Metacognition and Analogy?


Earlier this morning I published a post on my blog Assessment and Instruction.  In the post, I shared my reflections and connections I developed during my jury duty last week. Here is the part of the article I want to focus on.


The courtroom was organized with the judge (on a raised platform) at the front of the room while the perspective jurors were seated lower and facing the judge.  While both superior court judges were pleasant, the clerks, marshalls, etc. made it clear that we were to follow rules, exactly - right down to receiving permission to use the restrooms as well as dismissal for lunch depending on the work load.
While, as an adult, I understood the reason for all of this, I was not happy with the level of control - and am sure students must feel this way at some point.

The selection process involved the judge presenting defendants, stating the crime, listing the witnesses and then asking jurors questions.  Of course we were all sworn in and answered with the complete truth.  For purposes of time, we were asked to answer just what we were asked.  As we moved around the room, I could see the anxiety from those who:  gave the "wrong" answers by telling more or answering in an incorrect order, those who felt uncomfortable standing to say they did not feel they could be impartial, and  those who wanted to explain.  For instance, one juror commented, "They asked how many collisions I had been involved in and I answered 6.  They must think I am a terrible driver, but I was rear ended 4 times."   How many of our kids feel like this every time they take an assessment and how many would like to have the opportunity to answer in a comprehensive way what their thinking process was?

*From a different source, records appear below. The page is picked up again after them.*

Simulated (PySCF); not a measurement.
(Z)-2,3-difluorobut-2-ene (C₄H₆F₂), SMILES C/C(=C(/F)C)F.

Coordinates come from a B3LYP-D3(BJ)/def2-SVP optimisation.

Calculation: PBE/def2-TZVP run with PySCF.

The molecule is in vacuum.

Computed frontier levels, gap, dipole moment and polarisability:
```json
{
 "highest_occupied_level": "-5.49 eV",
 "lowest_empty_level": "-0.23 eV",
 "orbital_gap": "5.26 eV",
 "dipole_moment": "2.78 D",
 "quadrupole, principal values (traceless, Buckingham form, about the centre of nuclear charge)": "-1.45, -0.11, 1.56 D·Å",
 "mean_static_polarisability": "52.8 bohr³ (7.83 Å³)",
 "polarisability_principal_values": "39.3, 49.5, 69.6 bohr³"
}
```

However, one of the most powerful decisions of the day, was the exclusion of the final jurors.  From a pool of 20, 15 were selected.  The 5 cut went away wondering what was the problem with them - especially since a number of jurors were selected for several trials.  How often is this same process repeated in our school systems, based on assessment?  How can we expect students to handle this when adults have difficulty?  We talk heterogeneous, but we assess with standards that create an elite.


This experience made me think about the value of connections and how they might lead to analogies/metaphors.  Vocabulary research, notably Marazno's, has supported the use of this higher level thinking strategy to teach comprehension for some time. 

Two areas of instruction I want to think about.
  1. Do teachers need to develop students' awareness of their emotional responses (Costa argues emotional meta-cognition) before they can apply that understanding to an analogy?  Do they need to be able to identify in order to generalize?
  2. How early do teachers need to begin to have students make meaningful connections and comparisons?
Atwell, has addressed the need for us to help students make meaningful connections in order to improve comprehension.  I am thinking we need to follow up those types of connections with an explanation of the child's rationale and perhaps scaffolding from the teacher by restating the connection as a generalization.


For example, For instance, one juror commented, "They asked how many collisions I had been involved in and I answered 6.  They must think I am a terrible driver, but I was rear ended 4 times."
Teacher: You don't like it when you can not explain your answer to others and they might think badly of you.
Would this help the students apply this to other situations and then to analogies? 

ASCD has recently advertised a new book on Analogy and Metaphors.





I am waiting for my copy!


Please share your thoughts under comments:)


Talk to you soon.

1 comment:

Anonymous said...

Your blog keeps getting better and better! Your older articles are not as good as newer ones you have a lot more creativity and originality now. Keep it up!
And according to this article, I totally agree with your opinion, but only this time! :)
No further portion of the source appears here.